Around 40 people, including county council members, police officers, residents and employees of nearby business, gathered in front of the Harford County Government Administration Building at 220 S. Main St. in Bel Air Thursday morning for a special 9/11 Remembrance Flag Ceremony.

The red, white and blue flag, which read "We Remember 9/11," has the images of the twin World Trade Center towers, the Pentagon and Liberty Bell on it.

The Harbor of Grace and Governor William Paca chapters of the Daughters of the American Revolution donated the commemorative flag to Harford County in recognition of lives lost from the terrorist attacks on Sept. 11, 2001 and the people who risked their safety to help them.

Virginia Carlin, 72 of Bel Air, has been a member of the DAR since 1995 and came out that morning with her husband to support her fellow members. She, along with several other members, stood next to the podium where Harford County Executive David Craig spoke to the crowd.

Craig honored the "many civilians [that] paid an extreme price" nearly 10 years ago, saying their stories and the tragedy "touched the lives of everyone in America" and around the world.

The 9/11 Remembrance Flag will fly over the seat of Harford County government through Sept. 30, as a symbol that we should never forget "the pain and suffering our friends and neighbors endured."

DAR members moved next to the flag pole as it was raised. Once it was in place underneath the Maryland state flag, Craig asked for a moment a silence. Taps was played as police officers saluted the flag and the rest of the crowd placed their hands over their hearts.

The Daughters of the American Revolution also recently donated a commemorative flag to the city of Aberdeen. Mayor Mike Bennett has promised to prominently display it at city hall.

More commemorations planned

A decade has passed since the sunny September morning in 2001 when terrorists hijacked airplanes aimed at New York and Washington, D.C., on a day that would become memorialized simply by its date: "9/11."

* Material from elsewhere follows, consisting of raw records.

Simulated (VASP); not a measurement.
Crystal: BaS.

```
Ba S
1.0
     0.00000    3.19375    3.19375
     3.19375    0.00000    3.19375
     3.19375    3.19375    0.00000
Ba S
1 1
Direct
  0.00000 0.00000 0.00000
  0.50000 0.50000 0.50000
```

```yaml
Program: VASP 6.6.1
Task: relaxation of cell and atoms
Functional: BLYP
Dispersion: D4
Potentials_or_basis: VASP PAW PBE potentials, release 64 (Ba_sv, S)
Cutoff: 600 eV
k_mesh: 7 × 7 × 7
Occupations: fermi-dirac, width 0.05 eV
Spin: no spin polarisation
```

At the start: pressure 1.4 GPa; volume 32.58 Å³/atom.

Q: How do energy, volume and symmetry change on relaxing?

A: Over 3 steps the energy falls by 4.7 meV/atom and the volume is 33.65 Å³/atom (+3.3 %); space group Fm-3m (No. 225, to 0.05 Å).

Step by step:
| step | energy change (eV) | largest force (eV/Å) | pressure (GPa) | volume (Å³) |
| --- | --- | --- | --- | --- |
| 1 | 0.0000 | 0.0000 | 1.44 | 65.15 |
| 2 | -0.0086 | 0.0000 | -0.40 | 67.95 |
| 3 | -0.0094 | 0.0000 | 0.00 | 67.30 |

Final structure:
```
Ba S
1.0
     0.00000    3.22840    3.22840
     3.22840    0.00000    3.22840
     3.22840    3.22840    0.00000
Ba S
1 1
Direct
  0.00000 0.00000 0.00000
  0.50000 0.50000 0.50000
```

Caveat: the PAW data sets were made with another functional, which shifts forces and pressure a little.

Groups throughout Harford County are joining those around the nation to remember the attacks, giving residents and other community members an opportunity to honor the more than 3,000 lives lost that day.

The Harford County Sheriff's Office will start the weekend of Sept. 9 to 11 with a ceremony at its northern precinct in Jarrettsville at 2 p.m. on Friday, Sept. 9.

The event will pay tribute to first responders and other working people who helped during the disaster or its aftermath.

After that, Bel Air's Center for the Arts is coordinating "Remembrance & Hope: A Gathering to Commemorate 9/11/01 Through Music and Song," at 2 p.m. on Sept. 10 in the band shell at Shamrock Park off Hickory Avenue in Bel Air.

The event will feature the Susquehanna Symphony Orchestra and the Deer Creek Chamber Choir performing "Just Before the Autumn," an original piece written specifically for the event by Benny Russell, an adjunct professor at Harford Community College.

It will be hosted by Jonathan Palevsky, program director and host at 91.5 WBJC.

Churches to remember 9/11

Several area churches are also marking the 10th anniversary of 9/11, as it happens to fall on a Sunday.

Oak Grove Baptist Church, at Route 22 and Thomas Run Road in the Campus Hills area, is honoring first responders for its First Responders Recognition Day.

The church is holding the services at 9:30 a.m. and 11 a.m., and will also have dinner.

Mt. Nebo United Methodist Church, at 962 Flintvllle Road in Delta, Pa., will hold its Sept. 11 service at 6 p.m.

It invites the public to join in remembering the effects of Sept. 11 and "the ongoing 9/11events in our daily lives."

One new congregation, Restore Church in Havre de Grace, is planning to hold its first services on Sept. 11, at 9:30 a.m. and 11 a.m. at 616 Ontario Street.

The Darlington Volunteer Fire Company plans to dedicate a memorial monument at 2 p.m. Sept. 11 at its Dublin station, 1520 Whiteford Road.

The company received steel from the fallen twin towers of New York's World Trade Center for use in a monument that will stand outside the new firehouse.